Formation and breakthrough (1976–1979)

The band was formed in Dublin, Ireland on Saturday, 25 September 1976 . Larry Mullen, Jr., then fourteen, posted a notice on his secondary school bulletin board ( Mount Temple Comprehensive School) seeking musicians for a new band. The response that followed that note resulted in seven boys attending the initial practice in Larry's kitchen. Known for about a day as "The Larry Mullen Band," the group featured Mullen on drums, Adam Clayton on bass guitar, Paul Hewson (Bono) on vocals, Dave Evans (The Edge) and his brother Dik Evans on guitar, as well as Mullen's friends Ivan McCormick and Peter Martin. Soon after, the group settled on the name Feedback because of the amplifier noise phenomenon they favored. Martin only came to the first practice, and McCormick was out of the core group within a few weeks.

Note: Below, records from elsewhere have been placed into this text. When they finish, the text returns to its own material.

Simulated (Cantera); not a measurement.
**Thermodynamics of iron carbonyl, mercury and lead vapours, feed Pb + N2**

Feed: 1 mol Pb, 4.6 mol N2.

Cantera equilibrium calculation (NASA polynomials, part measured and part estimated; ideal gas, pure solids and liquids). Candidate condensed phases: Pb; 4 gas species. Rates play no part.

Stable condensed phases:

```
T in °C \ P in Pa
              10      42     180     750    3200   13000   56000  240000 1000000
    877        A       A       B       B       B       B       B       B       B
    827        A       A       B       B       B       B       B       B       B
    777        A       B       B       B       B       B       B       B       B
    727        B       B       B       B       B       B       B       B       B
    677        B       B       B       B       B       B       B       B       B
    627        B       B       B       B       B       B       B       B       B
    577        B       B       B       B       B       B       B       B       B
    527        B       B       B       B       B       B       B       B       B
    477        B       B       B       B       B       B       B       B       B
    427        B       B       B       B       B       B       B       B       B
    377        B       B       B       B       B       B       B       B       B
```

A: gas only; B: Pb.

After 18 months of rehearsals, Feedback changed its name to The Hype. The band performed with their new name at a talent show in Limerick, Ireland on 17 March 1978. One of the judges for the show happened to be CBS Records' Jackie Hayden. The band won the contest, earning a £500 prize. Hayden was impressed enough with the band that he gave them studio time to record their first demo. Jackie Hayden would later work for Irish Magazine Hot Press.

Dik Evans announced his departure in March 1978. The Hype performed a farewell show for Dik at the Community Centre in Howth. Dik walked offstage halfway through the set, later joining the Virgin Prunes, a fellow Dublin band. The remaining four members finished their performance as U2. In May, Paul McGuinness, who had been introduced to the band by Hot Press journalist Bill Graham, became U2's manager.

The origin of the name U2 is not clear. Although it is also the name of a famous 1960s spyplane, the Dublin punk rock guru Steve Averill (better known as Steve Rapid of The Radiators From Space) claimed that it was chosen by the band from a list of ten names created by him and Adam Clayton. In an interview with Larry King, Bono is quoted as saying "I don't actually like the name U2," and "I honestly never thought of it as 'you too'."

Influenced by Television and Joy Division, U2's early sound had a sense of exhilaration that resulted from The Edge's "radiant chords" and Bono's "ardent vocals", according to one author. U2's first release (an Ireland only EP), was in September 1979, entitled Three. Produced as a 12 inch and subsequently a 7 inch, the first 1,000 12 inch copies were individually hand numbered, and went on to top the Irish charts. In December 1979, U2 performed in London, their first shows outside Ireland, but failed to get much attention from audiences or critics. In February 1980, their second single " Another Day" was released on the CBS label but again only for the Irish market.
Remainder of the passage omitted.